Factors governing the germination of Chara vulgaris L. and Nitella flexilis L. were investigated in a series of three experiments. Temperature, light regimes, drying, and changes in oxidation–reduction potential are postulated to be possible triggers working in isolation or in combination on dormant oospores originating in sediments with different physical/chemical characteristics.

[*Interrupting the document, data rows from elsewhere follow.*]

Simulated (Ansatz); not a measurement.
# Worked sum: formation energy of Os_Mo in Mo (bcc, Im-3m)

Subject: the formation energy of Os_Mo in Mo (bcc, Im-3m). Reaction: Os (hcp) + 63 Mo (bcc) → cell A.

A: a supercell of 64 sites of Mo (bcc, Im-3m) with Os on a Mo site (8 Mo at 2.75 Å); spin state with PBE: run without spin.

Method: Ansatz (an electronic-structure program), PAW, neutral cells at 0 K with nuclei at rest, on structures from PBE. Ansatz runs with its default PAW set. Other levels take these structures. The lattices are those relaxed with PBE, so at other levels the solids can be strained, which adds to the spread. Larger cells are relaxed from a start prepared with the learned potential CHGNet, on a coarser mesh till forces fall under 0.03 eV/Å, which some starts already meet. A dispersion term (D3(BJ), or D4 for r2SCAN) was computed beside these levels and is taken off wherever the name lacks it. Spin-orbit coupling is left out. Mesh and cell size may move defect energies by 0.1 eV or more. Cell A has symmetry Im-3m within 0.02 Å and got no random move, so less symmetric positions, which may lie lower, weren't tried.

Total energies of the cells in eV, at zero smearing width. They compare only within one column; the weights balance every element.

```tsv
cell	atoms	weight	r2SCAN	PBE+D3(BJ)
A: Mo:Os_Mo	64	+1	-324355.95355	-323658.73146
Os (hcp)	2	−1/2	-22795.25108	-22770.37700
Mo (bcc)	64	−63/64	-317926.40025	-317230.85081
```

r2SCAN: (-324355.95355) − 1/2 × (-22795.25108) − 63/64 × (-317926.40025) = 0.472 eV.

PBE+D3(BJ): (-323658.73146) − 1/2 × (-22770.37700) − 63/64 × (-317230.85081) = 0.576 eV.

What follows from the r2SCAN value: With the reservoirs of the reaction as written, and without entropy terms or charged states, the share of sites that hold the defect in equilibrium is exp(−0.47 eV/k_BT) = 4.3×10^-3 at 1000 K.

In Experiment 1, none of the N. flexilis oospores inoculated into Petri plates and culture tubes containing either agar or water and then exposed to ‘normal’ 12 h daylight 12 h dark germinated when the redox of the media remained relatively constant over the 20-day observation period, while all of the oospores in a tube in which the redox of the agar declined to below 200 mV, germinated. Similarly no germination occurred in the dark without a decrease in redox. When redox fell to below 200 mV, 11% of the inoculated oospores germinated.
In Experiment 2, N. flexilis and C. vulgaris oospores were subjected to cold pre-treatments and inoculated into either water or agar in both plates and tubes. Of the N. flexilis oospores 53% germinated in the dark, and 31% under normal lighting. Of the C. vulgaris, 3% germinated in the dark and 53% under normal lighting. The stimulation of germination with the decrease in redox in the media did not re-occur.
Experiment 3 compared the germination of C. vulgaris oospores from four ponds contaminated by mining wastes and from a comparatively clean wetland. The oospores were again subjected (or not) to cold pre-treatments, and were drawn from both freshly concentrated sediments and air-dried sediments that had been held in storage for either 97 or 376 days. Notably, a consistent reduction in oospore viability occurred in oospores from a particular mine pond, contaminated by nickel tailings.